When the man who helped build the architecture for the Internet tells you that he worries about "the digital dark ages," it's probably a good idea to listen.
As a young engineer employed by the Defense Advanced Research Projects Agency in the late 1970s, Vint Cerf co-authored the TCP/IP protocols for the network of networks known as the Internet; hence his unofficial title, "father of the Internet." Cerf, now a Google vice president of Internet evangelism, spoke about his concerns for all the bits of data generated in our digital lives during an Atlanta Press Club "Newsmaker Breakfast" on Monday.
"When it comes to the question of how our society assures that the digital content we create is preserved, we have more to do than we have done," Cerf told me in an interview. "Figuring out how to make sure that content is replicated..how it is curated, may turn out to be very important."
At issue is the relatively fleeting nature of hardware and software, he explained. The documents, photos, and other collections of digital data that we store in the cloud or on inexpensive thumb drives may seem safe and easy to get to now. But what happens when technology advances, hardware and software become obsolete, tech companies go out of business?
"This loss of the ability to interpret digital information really worries me a lot," Cerf said, "so I think this is something that companies like Google and others who are housing all that information should be thinking: how can I assure that my users can not only get their bits out, but can also get the software they correctly need to interpret those bits?"
The law may have to adapt to the threat of a digital dark age. "We may need to have to to give digital preservation some intellectual property rights that we don’t necessarily grant."
Excerpts from our wide-ranging interview with Cerf can be seen in a forthcoming episode of SciTech Now Georgia. Some examples:
On the argument that the FCC's net neutrality/municipal broadband decisions will stifle innovation:
"I think that what happens is that if you fail to innovate, someone else will. The argument that no one else could innovate except me, and you have to give me all these privileges and no constraints in order to induce me to innovate, does not compute for me, and I would cite the Google Fiber activity as a prime example of a response coming from the private sector from an institution that had not offered these services before.”
On the need for more STEM (Science, Technology, Engineering and Math) education in public schools:
"I think that no student should graduate from high school without having had a chance to learn how write software. Not that I want them all to turn into programmers. I want them all to understand why it’s hard to do it well. I want them to appreciate the kind of thinking that’s required to get a computer to do what you want it to do. This is a kind of analytic skill."
On whether the Digital Divide still exists:
"I do worry about the nature and scope of access that people have. It is true, however, that people who first get access to the Internet today typically get it through mobile. Mobile is a less expensive way of propagating access than digging holes in the ground or stringing fiber on poles."
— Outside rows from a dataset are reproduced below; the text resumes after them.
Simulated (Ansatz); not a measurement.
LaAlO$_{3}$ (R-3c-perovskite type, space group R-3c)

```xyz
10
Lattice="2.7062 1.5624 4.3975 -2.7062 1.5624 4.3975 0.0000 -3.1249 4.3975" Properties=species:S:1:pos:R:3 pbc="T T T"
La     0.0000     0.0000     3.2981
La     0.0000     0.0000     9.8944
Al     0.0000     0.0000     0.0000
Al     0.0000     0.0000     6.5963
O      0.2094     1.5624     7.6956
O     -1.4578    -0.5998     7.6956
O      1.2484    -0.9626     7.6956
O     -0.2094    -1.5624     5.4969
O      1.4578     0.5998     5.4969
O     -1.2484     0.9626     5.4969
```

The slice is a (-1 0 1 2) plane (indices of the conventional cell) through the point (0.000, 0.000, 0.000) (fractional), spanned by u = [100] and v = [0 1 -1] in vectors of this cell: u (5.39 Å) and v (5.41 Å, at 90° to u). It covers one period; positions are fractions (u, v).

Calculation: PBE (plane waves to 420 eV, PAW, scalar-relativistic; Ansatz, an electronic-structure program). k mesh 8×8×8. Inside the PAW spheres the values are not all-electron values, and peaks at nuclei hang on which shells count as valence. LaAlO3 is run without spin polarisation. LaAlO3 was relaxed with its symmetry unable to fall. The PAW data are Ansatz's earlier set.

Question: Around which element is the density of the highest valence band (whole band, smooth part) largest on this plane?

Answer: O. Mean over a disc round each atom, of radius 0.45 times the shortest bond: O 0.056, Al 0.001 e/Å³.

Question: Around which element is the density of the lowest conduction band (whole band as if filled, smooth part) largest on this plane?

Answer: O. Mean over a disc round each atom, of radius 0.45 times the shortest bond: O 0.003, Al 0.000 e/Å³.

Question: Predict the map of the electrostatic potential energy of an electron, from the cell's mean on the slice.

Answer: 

Finally, I asked Cerf his thoughts on geek culture, particularly science fiction movies and books. He's always been a fan of old-school "hard science" sci-fi, but a friend recently introduced him to John Scalzi's "Old Man's War" series. "Scalzi is (Robert) Heinlein reincarnated," he said. "His dialogue is beautiful, it’s wonderful, it’s fresh and of course his premises are really good. My instant reaction was, oh my God, it's Heinlein again."